Struggling to find scoring through almost three full games of the CONCACAF Gold Cup, Canada could have used some help in its final match against Panama on Sunday.
In need of a win to keep its slim hopes of advancing alive, Canada nearly caught a break late in the match when forward Marcus Haber went down in the Panama 18-yard box.
But although there was contact, the referee decided against awarding a penalty as Canada crashed out of the tournament thanks to a 0-0 draw in both teams’ Group C finale.
“He’s an honest player and he hasn’t done anything wrong. He’s been fouled inside the box, in my opinion, and I think it is a penalty kick,” said Canadian interim head coach Colin Miller. “And I said to the referee also after the game that I thought it was a penalty kick.”
Even with a win Canada would have needed a lopsided result in the Martinique-Mexico match to advance to the tournament’s quarter-finals with a goal differential.
Beating Panama was a tall order for Canada’s youth-laden squad. As Canada continues rebuilding it’s men’s soccer program, Miller is taking solace in the progression he saw over the course of the tournament.
“They have been fantastic to work with and I’m very grateful for the efforts of the staff and the players,” said Miller, whose time as interim head coach comes to an end with Benito Floro set to take over the team next month.
“They have given Floro some hope that between the players that we have here and the players that were unavailable, that the Canadian landscape is brighter than some people would give us credit for. I’m very optimistic. The problem that Canada has and you saw it again today is in the attacking third.”
Neither side created much in the way of chances in a game in which Panama needed just a point to win Group A.
Canada exits the tournament having not scored a goal after losses to Martinique and Mexico preceded Sunday’s result.
Miller says Canada needs time to catch up to programs around the world.
“In Canada, and I think this is a general statement, I think we need to be more realistic in our expectations at the moment,” said Miller, who was a member of the only Canadian team to qualify for the World Cup in 1986.

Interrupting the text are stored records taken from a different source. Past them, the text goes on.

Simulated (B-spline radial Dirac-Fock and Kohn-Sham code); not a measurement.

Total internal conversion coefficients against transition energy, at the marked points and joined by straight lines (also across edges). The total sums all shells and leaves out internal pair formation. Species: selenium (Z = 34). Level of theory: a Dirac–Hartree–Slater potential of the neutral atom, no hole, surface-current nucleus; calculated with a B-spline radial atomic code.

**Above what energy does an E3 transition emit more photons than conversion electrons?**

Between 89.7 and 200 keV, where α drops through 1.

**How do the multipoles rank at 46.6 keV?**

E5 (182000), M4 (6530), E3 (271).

“We have players that are playing across the world and MLS has been a fantastic vehicle for the United States in terms of their development. We have now got to try to push our Canadian players forward into the first teams of the MLS in order to give them this sort of opportunity and I think that the more we do that, the better off we will be.”
Canada was lucky to not go down a goal down in the 18th minute when defender Ashtone Morgan failed to clear a Panamanian cross. The ball was collected by Marcos Sanchez, who had time and space, but his curling right-footed effort went wide.
The Canadians had their best chance of the half 10 minutes later when Marcel de Jong’s corner kick found defender David Edgar, but he was unable to make clean contact with his head.
Canada gifted Panama another opportunity in the 40th minute when Jairo Jimenez swung in a free kick that Pedro Pacheco couldn’t clear properly. The ball fell to Blas Perez, but his header missed the target.
Panama controlled possession early in the second half but it was Morgan again who gave away a chance in the 48th minute when he headed the ball right to Jimenez. He let a long-range shot go that forced Canadian goalkeeper Milan Borjan to make a diving save to his right.
As the second half progressed, Canada controlled good portions of the game but couldn’t find the decisive goal that would have kept their hopes of moving onto the quarter-finals alive.
Miller coached Canada in six international games in 2013 as interim coach. He leaves with two ties and four losses.
“I would not turn down, ever, the opportunity to coach our national team,” Miller said. “It’s been an absolute privilege to work with the staff and the players.”